In India’s Market of Markets, Localisation Is More Than Language

For the world’s most diverse market, India doesn’t just reward localisation — it demands it.

Guest Writer Updated: Monday, August 25, 2025, 08:53 AM IST

By Olga Dulinskaya

When brands first set their sights on India, the numbers were irresistible: a population of 1.4 billion, a median age of just 28, and an economy expected to grow at 6.5% in FY 2025–26, according to the latest EY Economy Watch report. Consumer spending is expected to reach $6 trillion by 2030.

But those same brands often discover, sometimes painfully, that success here demands far more than translating a campaign or adjusting a price point.

India rewards brands that listen before they speak.

India is a market of markets. It has 22 official languages and over 1,600 dialects, and a consumer base spanning megacities, tier-2 towns, and rural heartlands.

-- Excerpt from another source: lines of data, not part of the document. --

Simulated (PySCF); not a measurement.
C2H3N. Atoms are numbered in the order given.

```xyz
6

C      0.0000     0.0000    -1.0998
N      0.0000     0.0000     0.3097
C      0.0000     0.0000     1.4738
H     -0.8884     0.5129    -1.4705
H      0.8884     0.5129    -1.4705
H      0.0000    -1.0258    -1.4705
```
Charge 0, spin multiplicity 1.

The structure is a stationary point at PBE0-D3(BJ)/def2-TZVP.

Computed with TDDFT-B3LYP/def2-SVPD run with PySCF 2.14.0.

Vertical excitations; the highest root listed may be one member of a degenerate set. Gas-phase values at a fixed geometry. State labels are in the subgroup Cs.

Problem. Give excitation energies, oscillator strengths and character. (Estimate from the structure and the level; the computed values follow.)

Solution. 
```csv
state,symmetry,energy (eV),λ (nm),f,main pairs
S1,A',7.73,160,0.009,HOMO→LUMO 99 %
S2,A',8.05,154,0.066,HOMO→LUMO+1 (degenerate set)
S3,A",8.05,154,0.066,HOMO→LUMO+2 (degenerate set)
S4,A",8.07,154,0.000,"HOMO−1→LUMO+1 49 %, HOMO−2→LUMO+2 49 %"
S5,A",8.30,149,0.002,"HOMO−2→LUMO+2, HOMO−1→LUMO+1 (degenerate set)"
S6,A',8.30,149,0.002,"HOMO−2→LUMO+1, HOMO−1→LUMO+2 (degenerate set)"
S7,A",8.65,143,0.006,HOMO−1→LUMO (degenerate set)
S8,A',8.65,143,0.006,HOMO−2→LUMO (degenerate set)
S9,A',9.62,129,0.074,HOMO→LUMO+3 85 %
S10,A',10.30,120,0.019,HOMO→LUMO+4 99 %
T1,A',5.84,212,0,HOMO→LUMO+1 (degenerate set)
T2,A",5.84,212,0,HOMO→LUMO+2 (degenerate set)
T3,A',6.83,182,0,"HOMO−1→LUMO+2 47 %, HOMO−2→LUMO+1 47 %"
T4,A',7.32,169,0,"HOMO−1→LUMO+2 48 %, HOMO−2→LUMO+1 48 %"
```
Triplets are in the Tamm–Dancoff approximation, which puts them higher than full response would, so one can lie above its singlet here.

The way a product is perceived in Kolkata can be entirely different from how it’s received in Ahmedabad. A single message rarely resonates nationwide without careful cultural adaptation.

True localisation goes beyond translation. It’s about reimagining a product or service so that it feels as though it could have been created in India in the first place.

75% of Indian internet users prefer content in their native language, but language is just the starting point. The most successful adaptations include flavours tailored to local palates, packaging designed for smaller budgets (like the ₹1 sachet in FMCG), or visual storytelling that draws on regional art forms.

Festivals are among India’s most powerful consumer touchpoints. During the first week of Diwali 2024, e-commerce platforms recorded $5.5 billion in sales. But festivals are deeply emotional occasions, not just a commercial event. 

Diwali in the north, Onam in Kerala, Durga Puja in Bengal – each carry distinct traditions, imagery and emotions. Campaigns that tap into those specificities feel like an authentic part of the celebration, rather than an outsider looking in.

Creative localisation often flourishes when brands share the creative process with local talent. Designers, artists, and filmmakers rooted in the culture can bring depth and authenticity that global teams alone may struggle to achieve.

This collaboration blends a global vision with local nuance, resulting in ideas that travel well but feel homegrown in every market they touch.

India’s digital ecosystem is vast, with 880 million internet users and the world’s lowest mobile data costs. That reach comes with high expectations: consumers want relevance, relatability, and respect for their culture.

For brands entering India, creative localisation is the foundation for trust. Done well, it’s not about diluting global identity, but amplifying it through cultural fluency.

The brands that thrive will be those that understand India’s diversity not as a challenge to overcome, but as a creative advantage, an opportunity to speak in many voices, yet tell one shared story.